IMG_3001.jpeg

This is going to fall into the category of "Dancing Bear" coding in that it isn't how well it works or how elegant it is, it is that it, like the bear, dances at all. Here's the problem.

Three code bases that live in:

  • ohi_kafka/experts-all (python)
  • ohi_kafka/loader_reddit_to_kafka (ruby)
  • ohi_kafka/loader_twitter_to_kafka (ruby)
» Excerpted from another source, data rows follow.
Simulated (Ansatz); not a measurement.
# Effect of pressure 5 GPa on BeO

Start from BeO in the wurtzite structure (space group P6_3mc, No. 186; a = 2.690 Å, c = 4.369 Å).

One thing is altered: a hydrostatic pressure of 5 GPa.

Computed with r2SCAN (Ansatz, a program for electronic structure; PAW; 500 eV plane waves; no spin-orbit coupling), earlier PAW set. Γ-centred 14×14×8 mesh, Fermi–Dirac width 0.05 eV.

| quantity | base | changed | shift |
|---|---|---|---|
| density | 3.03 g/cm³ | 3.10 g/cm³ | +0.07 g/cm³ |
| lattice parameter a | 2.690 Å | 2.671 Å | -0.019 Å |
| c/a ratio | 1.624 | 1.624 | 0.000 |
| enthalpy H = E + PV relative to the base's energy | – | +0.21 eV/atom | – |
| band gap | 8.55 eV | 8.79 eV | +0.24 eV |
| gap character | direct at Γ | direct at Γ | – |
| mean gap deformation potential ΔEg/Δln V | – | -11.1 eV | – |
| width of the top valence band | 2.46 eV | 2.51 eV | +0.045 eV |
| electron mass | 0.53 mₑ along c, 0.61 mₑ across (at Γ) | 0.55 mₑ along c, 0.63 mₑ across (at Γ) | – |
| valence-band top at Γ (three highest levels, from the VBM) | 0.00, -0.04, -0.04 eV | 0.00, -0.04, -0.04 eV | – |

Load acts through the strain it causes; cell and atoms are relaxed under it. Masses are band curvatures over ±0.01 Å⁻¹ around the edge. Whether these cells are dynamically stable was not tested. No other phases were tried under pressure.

And a series of code modules that define array of regular expressions in a constant always named REGEXES that live in files named like this:

  • common_invective_anti_semitism.py
  • common_invective_anti_black.py
  • common_invective_anti_lgbtq.py
  • common_invective_anti_islam.py
  • common_invective_anti_woman.py

Note: A discussion of why the naming conventions here are this way and why lgbtq is lumped here as one thing is beyond the scope of this blog post (I personally disagree with that but I lost that argument months ago; sorry).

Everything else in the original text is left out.